Spotlight On...
Real Estate Investment in Ireland
Padraic Whelan, Deloitte
During most of the last decade, Ireland has come through a very difficult economic and financial crisis and certainly, over the course of the last twelve months, it has become very noticeable that not only are the economic indicators of the country greatly improving with significant monthly increases in employment, it is also very pleasing to see that the level of real estate acquisitions has ‘taken off’ relative to where it has been at.
S
ome commentators would have said that the level of writedowns in the value of property were such that the market almost overcorrected itself given all of the problems that have
happened over the last several years and therefore there is a view that there is likely to be value to be obtained over the medium to long term going forward.
There has been a number of very significant real estate transactions completed last year with a number of assets and loans released at the end of 2013 which have completed in the past two months. There is now an expectation that the number of loan sales and asset disposals will increase again over the coming months as both the banks and our National Asset Management agency accelerate their disposal strategies.
In addition, whilst there continues to be a strong focus on Dublin assets, there is more interest in Real Estate in cities outside of the capital where there has also been an improvement in consumer sentiment in recent months.
It is interesting to note that the market is not just about commercial property. The residential market is beginning to really improve giving the significant undersupply of residential property particularly in Dublin where there has been very little new build over the last several years and the research indicates that Dublin needs at least a further 6,000 units per annum to meet demand. The result of this demand is evident in that rents in Dublin are rising, vacancy
levels are very low and where new developments in good locations come to the market they are selling fairly quickly despite the bank’s not being back to a normalised lending position.

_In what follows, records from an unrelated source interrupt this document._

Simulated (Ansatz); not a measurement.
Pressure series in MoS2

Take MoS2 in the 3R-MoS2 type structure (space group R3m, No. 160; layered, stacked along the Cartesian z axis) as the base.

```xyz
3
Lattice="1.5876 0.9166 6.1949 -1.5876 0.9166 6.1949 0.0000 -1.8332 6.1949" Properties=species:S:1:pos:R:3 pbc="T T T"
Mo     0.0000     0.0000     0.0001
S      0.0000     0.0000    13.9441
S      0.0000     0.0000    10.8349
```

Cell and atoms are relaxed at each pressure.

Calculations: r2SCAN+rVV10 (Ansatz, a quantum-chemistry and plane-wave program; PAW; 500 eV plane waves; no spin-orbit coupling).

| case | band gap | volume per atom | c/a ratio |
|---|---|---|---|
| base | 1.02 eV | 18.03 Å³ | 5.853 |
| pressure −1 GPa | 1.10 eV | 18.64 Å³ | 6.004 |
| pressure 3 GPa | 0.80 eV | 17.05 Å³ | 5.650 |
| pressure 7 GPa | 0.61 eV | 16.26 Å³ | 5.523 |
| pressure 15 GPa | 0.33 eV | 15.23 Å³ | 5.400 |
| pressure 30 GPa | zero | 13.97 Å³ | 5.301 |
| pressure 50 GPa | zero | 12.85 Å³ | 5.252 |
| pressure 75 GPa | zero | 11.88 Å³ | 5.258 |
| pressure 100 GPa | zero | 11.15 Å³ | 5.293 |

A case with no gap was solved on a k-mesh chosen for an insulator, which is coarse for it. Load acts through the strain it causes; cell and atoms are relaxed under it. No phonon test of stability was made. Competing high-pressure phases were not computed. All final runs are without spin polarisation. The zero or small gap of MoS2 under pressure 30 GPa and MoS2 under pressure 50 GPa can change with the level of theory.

Ireland’s new REIT regime will also bring a level of stability to the property recovery in Ireland as these vehicles will acquire and hold for the medium to longer term quality real estate assets. This will obviously allow a range of investors to have access to the market through investing in a Plc. Currently, there are two REIT’s in existence, having raised over €700m of equity.
The tax regime in Ireland is quite attractive for all investors in the sense that any property that is acquired up to the end of 2014 will be able to benefit from a capital gains tax exemption once the property is held for a minimum period of seven years. Ireland is a relatively easy place to do business, there are straightforward structures to acquire real estate. Stamp duty is capped at 2% and one can decide whether it is appropriate to acquire real estate through a corporate, through a fund, partnership, hold personally or perhaps invest through our new REIT listed vehicles to give a spread across a number of asset classes.
The choice of vehicle to make an acquisition will depend on circumstances and ultimate intention. Many will use special purpose vehicles or larger acquisitions may justify a fund vehicle. Some individual investors may decide to hold personally albeit Income Tax and levies can be quite high, but perhaps mitigated with sufficient gearing to reduce taxable profit.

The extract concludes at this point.